Forever 21, the fashion copycat that always lands on its feet.

September 6, 2009

Anna Sui Spring 2007 RTW | Forever 21 Maven Top

Anna Sui Spring 2007 RTW | Forever 21 Maven Top

Fashion undergoes constant change with a regular recycling of trends, from bell bottoms and peasant blouses to shoulder pads and tweeds.  Designers seldom come up with entirely unique pieces; most new items are inspired by predecessors.   Copying each other’s designs and trends is usually nothing more than an IP faux pas but Forever 21, a relatively new clothing retailer, has been creating more waives than usual.  However, despite 50+ lawsuits in the past few years, Forever 21 is successfully forging on.

Fashion design in U.S. receives the least amount of intellectual property protection of all the other artistic industries, unlike music and film and U.S. seems to be lagging well behind other fashion leading countries.  Fashion law seems to be an emerging field as the United States is experiencing a fashion culture growth and many in the industry are looking forward to a change for the better.

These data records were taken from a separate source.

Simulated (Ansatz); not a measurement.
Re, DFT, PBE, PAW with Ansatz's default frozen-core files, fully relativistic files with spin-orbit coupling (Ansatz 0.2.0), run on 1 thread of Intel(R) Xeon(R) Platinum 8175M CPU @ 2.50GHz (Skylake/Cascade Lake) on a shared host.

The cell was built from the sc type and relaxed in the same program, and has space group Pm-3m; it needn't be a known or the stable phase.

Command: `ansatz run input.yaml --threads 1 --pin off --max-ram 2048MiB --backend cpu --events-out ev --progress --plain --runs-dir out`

Presently, trademark law seems to offer the most protection of fashion design since virtually most clothing items incorporate labels at least on the interior.  Copyright law protects the patterns on fabric; Patent law can play a role in protecting functional aspects of fashion, such as novel purse clasps or zippers.  Other than that, there’s really not much stopping knock-offs of new designs in the U.S.  Council of Fashion Designers of America has been lobbying for more design protection and the pending Design Piracy Prohibition Act aims to protect unique and original designs by giving the designers the ability to copyright the structure of a design with the protection lasting a minimum of three years.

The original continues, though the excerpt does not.